R.I.P. Alan Thicke

ABC News reports that Alan Thicke has died. The songwriter, talk show host, and TV star—best known for his role as kind-hearted, sarcastic father Jason Seaver on ABC’s long-running Growing Pains—apparently had a heart attack while playing hockey with his son, Carter.
A TV polymath, Thicke got his start in the business as a writer, penning scripts for Paul Lynde, Richard Pryor, and Norman Lear, who tapped him as the head writer for his talk-show send-up Fernwood 2 Night. The series—which starred Martin Mull and Fred Willard as parodies of talk show host and sidekick, respectively—turned out to be prophetic; Thicke would later get his first taste of on-camera fame when he returned to his native Canada, hosting the daytime talk series The Alan Thicke Show. Introducing audiences to his dry wit and low, rolling voice, the series was a hit, paving the way for a similar (if more ill-fated) venture into American late night.

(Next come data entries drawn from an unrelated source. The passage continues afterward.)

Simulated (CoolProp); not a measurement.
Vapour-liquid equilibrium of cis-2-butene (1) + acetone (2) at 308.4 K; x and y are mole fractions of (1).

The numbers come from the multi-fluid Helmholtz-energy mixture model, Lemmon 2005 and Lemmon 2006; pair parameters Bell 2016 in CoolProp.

Cursed with an awkward, punny title, an instantly dated “casual” aesthetic, and the nervous laughter of a host clearly trying to make the best of things, 1984’s Thicke Of The Night has gone down in TV history—along with The Chevy Chase Show and Magic Johnson’s The Magic Hour—as one of the major missteps of late night talk. Thicke himself openly mocked the show after its nine-month run, saying, “Thicke of the Night was supposed to challenge Johnny Carson. They said it couldn’t be done and I was the guy they chose to prove it. The show was ahead of its time…It should’ve been on in 2084, when all of us are dead.”
Still, Night’s failure opened the door to Thicke’s most remembered role as an actor, stepping into the suit jackets and comfortable TV dad sweaters of psychiatrist Jason Seaver on Growing Pains. The show’s focus was often dominated by its young stars—including Kirk Cameron, Tracey Gold, and, later, Leonardo DiCaprio—but Thicke took frequent opportunities to break out of rote lesson-teaching and moralizing in order to unleash his slapstick, comic side. (He’d walk a similar balance as the inventor/father in Disney’s Not Quite Human series of TV films, from the same era.) Growing Pains would end up running for seven years—tying its frequently cited rival, NBC’s Family Ties—and enshrine Thicke in the hall of great ’80s TV dads.